Monday, January 14, 2008

To sleep, perchance to dream

I'm still sleeping quite a bit - today, I got up at 3pm after attempts to get up at 10am, 11am, 12noon, and 2pm. I guess I just need all of that sleep.

I have to say, though, that sleeping that much isn't all bad because when I sleep that long I have really great dreams. They're the kinds of epic dreams that go on and on and on and on - it feels like they go on for hours or days. Some of them have scary situations but most aren't that bad.

A lot of the time it's like I'm living this other life - that I'm someone completely different - and I'm just going along and living. It's like reading a book or watching a movie, in a way, except that it feels more real because dream-me is doing things and the things are happening to dream-me. The storyline of these epic dreams seems to be fairly logical and people react mostly normally. The only thing that is really odd or dreamlike are the buildings and landscapes, and they're only odd because I haven't seen them before :)

The dream-emotions do tend to be very strong, as do some of the visuals. Some of those emotions and places can sort of carry over into the next day and that can be very weird.

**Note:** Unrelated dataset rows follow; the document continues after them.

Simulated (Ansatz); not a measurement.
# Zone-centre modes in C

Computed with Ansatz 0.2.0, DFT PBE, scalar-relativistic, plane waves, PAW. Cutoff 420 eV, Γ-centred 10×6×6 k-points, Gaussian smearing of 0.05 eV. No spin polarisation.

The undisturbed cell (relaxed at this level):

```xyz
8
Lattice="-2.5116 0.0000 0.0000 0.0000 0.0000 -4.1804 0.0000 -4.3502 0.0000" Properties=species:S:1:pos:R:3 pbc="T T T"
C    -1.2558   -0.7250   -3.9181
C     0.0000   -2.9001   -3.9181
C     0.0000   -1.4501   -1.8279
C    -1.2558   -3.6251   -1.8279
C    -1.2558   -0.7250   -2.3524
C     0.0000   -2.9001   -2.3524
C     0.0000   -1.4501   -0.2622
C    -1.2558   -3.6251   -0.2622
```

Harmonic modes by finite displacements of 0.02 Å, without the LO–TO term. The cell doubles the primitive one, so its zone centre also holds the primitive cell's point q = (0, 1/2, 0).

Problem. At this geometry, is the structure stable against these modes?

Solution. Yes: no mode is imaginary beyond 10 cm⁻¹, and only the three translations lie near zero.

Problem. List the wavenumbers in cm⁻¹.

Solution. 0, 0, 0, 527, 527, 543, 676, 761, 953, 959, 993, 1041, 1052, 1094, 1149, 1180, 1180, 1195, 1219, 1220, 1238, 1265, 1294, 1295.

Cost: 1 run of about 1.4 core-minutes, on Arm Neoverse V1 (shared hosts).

I think I have a better understanding now of how Coleridge could have dreamed up Kubla Khan :)

1 comment:

Anonymous said...

I have similar dreams. Mine are caused by meds that I take. Sometimes, I'm someone really strange - like a soldier in a 17th century war.

Last night, I was a fictional South American man who nearly died from an attempted suicide bomb detonated in the fight against class system. He (I), along with the protester, had to lie there for several days before help arrived, during which time there was significant decay in my extremities.

Jeepers. Anyway, meds that increase serotonin production and delay reuptake can produce strange dreams.